The demand for a loan against property is witnessing an increasing trend and is expected to grow at a CAGR of 14% in terms of value till FY 2026. The primary reason behind this is its low-interest rates, flexibility in how funds are used, and accessibility of large loan amounts. 

So, it is critical for prospective borrowers to understand the eligibility criteria for loan against property and the factors affecting them if they are considering getting a LAP loan. 

9 Factors that affect eligibility criteria for loan against property

Before applying for a loan against property, the borrower must meet several requirements. It is important to note that these prerequisites may change depending on the financial institution. 

Regardless, the fundamental standards remain the same, and those include:

  1. Age of the applicant 

When approving a loan against property, lenders have a particular minimum age requirement. It is an essential factor that determines whether or not your loan application will be granted. For example, suppose individuals are considering a LAP from reputed financial institutions. In that case, the borrower’s age must be at least 25 years for self-employed candidates and at least 28 years for salaried applicants.

  1. Credit score 

The CIBIL, or credit score, provides information on a person’s effectiveness in repaying past-due loans and credit card bills. This three-digit number, in essence, represents a borrower’s creditworthiness.

Therefore, it is vital to keep a strong credit score before applying for a LAP. Also, individuals must remember that late or missed payment and bounced checks can harm their credit score and make it challenging for them to get a future loan.

  1. Current employment 

When granting any credit, almost all financial institutions verify the borrowers’ present employment status and monthly income. This way, lenders determine borrowers’ capacity to repay EMIs by evaluating their monthly payments. 

The company’s employment duration is another crucial factor determining ability to repay the loan. Again, this is because regularly changing jobs can indicate a person’s financial instability, so financial institutions might see this as a drawback.

  1. Income source

The income source of a borrower has a significant impact on the loan against property eligibility requirements. This attribute and employment status are firmly related, so prospective borrowers must pay special attention to it. Additionally, an applicant must maintain a steady job and income in order to qualify for a loan. 

  1. Repayment tenor 

Opting for a mortgage loan is a long-term commitment; for this, lenders often permit borrowers to select a tenor that is up to 20 years long. In addition, the amount borrowed and the borrower’s current income determines the sanctioned loan amount. Hence, choosing the correct repayment tenor is essential in LAP eligibility, and it also affects the property loan interest rate. 

  1. IT returns 

Tax returns may be regarded as a vital part of the loan application procedure and hence an essential parameter of loan against property eligibility. So, presenting IT returns from the last three to four years will attest to the borrower’s long history of consistent income. Most importantly, if these returns are inconsistent, this may negatively impact eligibility. 

  1. Property insurance

A borrower can gain an advantage in the loan application if the property has the appropriate insurance. This will ensure the lenders’ faith in the borrower because they are confident that the property won’t eventually turn into an NPA (non-performing asset).

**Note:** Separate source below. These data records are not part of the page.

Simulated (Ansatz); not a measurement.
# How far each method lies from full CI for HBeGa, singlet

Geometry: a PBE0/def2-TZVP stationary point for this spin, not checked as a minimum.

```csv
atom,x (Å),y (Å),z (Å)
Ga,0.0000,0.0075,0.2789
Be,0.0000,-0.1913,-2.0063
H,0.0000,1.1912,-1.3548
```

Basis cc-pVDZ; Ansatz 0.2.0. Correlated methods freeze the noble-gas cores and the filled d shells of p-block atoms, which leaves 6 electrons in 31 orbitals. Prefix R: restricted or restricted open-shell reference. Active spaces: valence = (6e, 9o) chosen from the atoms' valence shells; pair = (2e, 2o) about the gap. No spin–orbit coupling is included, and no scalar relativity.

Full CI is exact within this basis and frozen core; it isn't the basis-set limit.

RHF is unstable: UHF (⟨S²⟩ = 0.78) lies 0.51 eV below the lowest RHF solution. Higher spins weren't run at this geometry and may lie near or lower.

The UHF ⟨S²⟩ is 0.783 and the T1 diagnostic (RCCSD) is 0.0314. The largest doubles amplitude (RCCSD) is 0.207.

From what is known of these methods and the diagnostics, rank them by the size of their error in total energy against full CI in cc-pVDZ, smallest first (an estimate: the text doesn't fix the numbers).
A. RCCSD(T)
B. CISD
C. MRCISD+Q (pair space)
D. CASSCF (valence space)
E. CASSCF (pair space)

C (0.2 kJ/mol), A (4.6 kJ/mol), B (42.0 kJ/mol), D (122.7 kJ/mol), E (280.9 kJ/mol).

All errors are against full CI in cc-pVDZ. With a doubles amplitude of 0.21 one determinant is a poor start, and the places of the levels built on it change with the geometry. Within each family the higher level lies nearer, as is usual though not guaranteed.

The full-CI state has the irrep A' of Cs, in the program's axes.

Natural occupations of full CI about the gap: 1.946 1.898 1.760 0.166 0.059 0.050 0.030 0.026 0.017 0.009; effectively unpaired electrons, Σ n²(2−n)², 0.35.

  1. Previous loan application rejection 

The loan applications that have previously been turned down are kept on record by financial institutions and credit brokers. So, borrowers’ chances of getting a loan approved will be reduced if a loan application has been denied because it will show up on their credit report. Hence, you should only seek loans when necessary and refrain from doing so until absolutely required.

  1. Co-applicant 

A co-applicant can be parents, children, or spouse. So, applying for a property loan with a co-applicant is advised for individuals if their credit score is comparatively low. This will boost the chances of receiving the loan and will enhance their eligibility. In this regard, they will need to co-sign the loan paperwork and give the lenders the necessary information. 

So, before settling for a lender, it is vital to check the eligibility criteria and all the offers, including the pre-approved offers. This will ease loan application process and avoid any negative impact on eligibility criteria for loan against property. In addition, since a LAP involves collateral, borrowers must ensure not to exceed the repayment capacity.